Catalog

A Droonga network consists of several resources. You need to describe them in catalog. All the nodes in the network shares the same catalog.

This documentation describes about catalog.

How to manage

So far, you need to write catalog and share it to all the nodes manually.

Some utility programs will generate catalog in near feature. Furthermore Droonga network will maintain and share catalog automatically.

Glossary

This section describes terms in catalog.

Catalog

Catalog is a series of data which represents the resources in the network.

Zone

Zone is a set of farms. Farms in a zone are expected to close to each other, like in the same host, in the same switch, in the same network.

Farm

A farm is a Droonga Engine instance. Droonga Engine is implemented as a Fluentd plugin, fluent-plugin-droonga.

A fluentd process can have multiple Droonga Engines. If you add one or more match entries with type droonga into fluentd.conf, a fluentd process instantiates one or more Droonga Engines.

A farm has its own workers and a job queue. A farm push request to its job queue and workers pull a request from the job queue.

Dataset

Dataset is a set of logical tables. A logical table must belong to only one dataset.

Each dataset must have an unique name in the same Droonga network.

Logical table

Logical table consists of one or more partitioned physical tables. Logical table doesn’t have physical records. It returns physical records from physical tables.

You can custom how to partition a logical table into one or more physical tables. For example, you can custom partition key, the number of partitions and so on.

Physical table

Physical table is a table in Groonga database. It stores physical records to the table.

Ring

Ring is a series of partition sets. Dataset must have one ring. Dataset creates logical tables on the ring.

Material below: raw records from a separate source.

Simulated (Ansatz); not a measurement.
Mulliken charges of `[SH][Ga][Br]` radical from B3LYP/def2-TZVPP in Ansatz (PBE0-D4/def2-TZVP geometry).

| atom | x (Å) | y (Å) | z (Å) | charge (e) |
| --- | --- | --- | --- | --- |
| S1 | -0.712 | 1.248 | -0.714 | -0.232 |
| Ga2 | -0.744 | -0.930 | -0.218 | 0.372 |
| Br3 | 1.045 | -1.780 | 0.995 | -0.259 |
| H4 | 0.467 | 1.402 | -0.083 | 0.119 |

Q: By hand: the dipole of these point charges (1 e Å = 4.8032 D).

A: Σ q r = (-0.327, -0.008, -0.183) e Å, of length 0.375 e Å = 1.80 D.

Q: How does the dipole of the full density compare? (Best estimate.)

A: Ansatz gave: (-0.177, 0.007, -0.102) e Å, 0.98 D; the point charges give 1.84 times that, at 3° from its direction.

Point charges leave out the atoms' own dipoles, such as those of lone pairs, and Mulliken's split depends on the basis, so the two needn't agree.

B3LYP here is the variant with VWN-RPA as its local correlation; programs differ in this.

Droonga Engine replicates each record in a logical table into one or more partition sets.

Partition set

Partition set is a set of partitions. A partition set stores all records in all logical tables in the same Droonga network. In other words, dataset is partitioned in a partition set.

A partition set is a replication of other partition set.

Droonga Engine may support partitioning in one or more partition sets in the future. It will be useful to use different partition size for old data and new data. Normally, old data are smaller and new data are bigger. It is reasonable that you use larger partition size for bigger data.

Partition

Partition is a Groonga database. It has zero or more physical tables.

Plugin

Droonga Engine can be extended by writing plugin scripts. In most cases, a series of plugins work cooperatively to achieve required behaviors. So, plugins are organized by behaviors. Each behavior can be attached to datasets and/or tables by adding “plugins” section to the corresponding entry in the catalog.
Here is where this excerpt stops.